The present day St. Canice’s Cathedral owes a great deal to Dean Vignoles


canices cathedral

Prepared for The Kilkenny Observer by Cois Céim and The Saturday Walkers Club

Edited and compiled by: Gerry Cody

Charles Augustus Vignoles was born in Portarlington County Laois on the 25th July 1789. A fourth generation French Hugenout, his father was also a clergyman.
His sister Elizabeth Anne Vignoles married George Grey and was mother of Sir George Grey 11th Premier of New Zealand.
Vignoles was a Nineteenth century Church of Ireland dean, specifically the Dean of Ossory, and the dean of the Chapel Royal Dublin.

After the Restoration of the monarchy Bishop Williams (1661-1673) returned to re-roof and restore St Canice’s Cathedral in Kilkenny.
In the 1750’s, Bishop Pococke carried out much work. When Dean Vignoles arrived in the 1840‘s the Cathedral was suffering from another of its cycles of neglect. He set about repairing and restoring and removed the choir screen, had the roof altered, and the side aisle arches reopened.
The present state of the Cathedral owes much to Vignoles and his associates. Along with a local clergyman, James Graves was in the forefront of a new wave of antiquarians and were co-founders of the Kilkenny Archaeological Society.
Excavations conducted by the two in the 1840’s uncovered the foundations of the earlier Romanesque Cathedral of Saint Canice taken down in 1210 for the construction of the present Cathedral.

SKELETONS EXAMINED
In 1847 the removal of accumulated rubbish that had filled up in the lower part of the round tower to within 0.7m of the entrance door was overseen by Graves who reported that the base of the tower was paved and built on a 0.6m deep stone plinth foundation that itself rested on a considerable depth of thickly populated graveyard. Four skeletons were examined by Graves -two children one male and one female in a wooden coffin and two adult males.
Most of the bones were placed back in the tower but the skulls were retained and housed in the Kilkenny Museum and are now presumably in the National Museum.
The Cathedral town wall rampart, a section was cut through the North end of the earthen rampart inside the town wall. The layers that formed were of the 18th Century and comprised mainly of graveyard soils with an abundance of human bones, funerary fragments and stones. The dating suggests it is not a town wall rampart but a handsome terrace walk described in 1748.
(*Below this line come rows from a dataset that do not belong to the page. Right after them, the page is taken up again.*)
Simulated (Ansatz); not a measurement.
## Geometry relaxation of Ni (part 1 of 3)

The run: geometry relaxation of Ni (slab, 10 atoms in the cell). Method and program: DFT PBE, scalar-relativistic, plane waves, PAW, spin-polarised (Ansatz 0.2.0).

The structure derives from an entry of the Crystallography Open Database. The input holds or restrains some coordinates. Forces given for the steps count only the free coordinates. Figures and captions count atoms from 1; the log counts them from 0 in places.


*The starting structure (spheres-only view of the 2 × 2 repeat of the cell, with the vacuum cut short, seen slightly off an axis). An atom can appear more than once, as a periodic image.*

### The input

DISPUTE BETWEEN BISHOP AND DEAN RESULTS IN EXILE
The Dean immediately set about clearing the grounds, the diggings being as much archaeological as functional. He uncovered the foundations of the previous Irish stone church and fragments of Bishop Ledrede’s great 14th century East window which had been destroyed by Cromwell.
Inside he cleared out what he regarded as junk, but a running battle ensued between Bishop and Dean as to who had the authority in these things.  The Bishop won the case but Vignoles never accepted the ruling and eventually led to seven years exile in France. On his return all seems to have been forgotten and he immediately started the restoration work that transformed the Cathedral into what we see today. The choir stalls were completed in 1900 long after Vignoles’ death in office. He died on the 18th October 1877 and was laid to rest in the Cathedral grounds. It is rare to find a church restored to its original form and to have had such a pure original with which to start.